Rural communities carry with them a long line of history. St. John’s Catholic Church in Table Rock, Nebraska was built in 1877 and is one of the oldest churches in Southeast Nebraska. The church has large murals covering the interior that were painted by a displaced immigrant from Russia in appreciation for refuge in the small community. He used his artistic talents to create on plain wallboard an illusion of marble walls, pillars, and curtains. Most striking is the large mural behind the altar. Some of the original pews and church furniture remain and the Church’s interior is as it was when used for religious services.
The Table Rock Historical Society and Museum, Inc. wanted to preserve the church’s history with the creation of St. John’s Catholic Church Museum where the art and beauty of the church could be admired.
USDA Rural Development was pleased to assist the Historical Society with $50,000 matched by the Historical Society to renovate the church as a museum. The funds provided for renovations that included replacement of the footings and foundation, new interior and exterior paint and the installation of a new roof and doors. The stained glass windows were repaired and the statues restored. Additionally, the interior wood floor was refurbished.

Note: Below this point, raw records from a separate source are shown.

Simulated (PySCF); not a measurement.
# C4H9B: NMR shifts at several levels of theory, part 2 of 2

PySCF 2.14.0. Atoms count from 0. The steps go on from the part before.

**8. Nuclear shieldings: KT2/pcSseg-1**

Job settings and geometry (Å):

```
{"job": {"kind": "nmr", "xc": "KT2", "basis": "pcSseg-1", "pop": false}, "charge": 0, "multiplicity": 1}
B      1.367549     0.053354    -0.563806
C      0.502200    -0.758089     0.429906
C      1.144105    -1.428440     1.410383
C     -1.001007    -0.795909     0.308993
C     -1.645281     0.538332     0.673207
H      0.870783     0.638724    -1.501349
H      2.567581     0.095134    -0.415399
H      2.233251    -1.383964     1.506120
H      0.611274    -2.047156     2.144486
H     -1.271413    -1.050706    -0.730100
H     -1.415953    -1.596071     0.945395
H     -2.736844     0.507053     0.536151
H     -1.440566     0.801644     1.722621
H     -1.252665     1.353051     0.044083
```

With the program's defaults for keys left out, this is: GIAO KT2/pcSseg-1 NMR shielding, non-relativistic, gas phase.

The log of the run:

“The preservation of history is important as it traces the footsteps of the past for present and future generations,” said Nebraska State Rural Development Director Maxine Moul.
“The Historical Society felt it was important to preserve this piece of history for our community. The church has a fascinating history and is unique in many ways,” said Board Member Kim Vrtiska, of Table Rock Historical Society and Museum, Inc.
The museum was dedicated on May 25, 2013.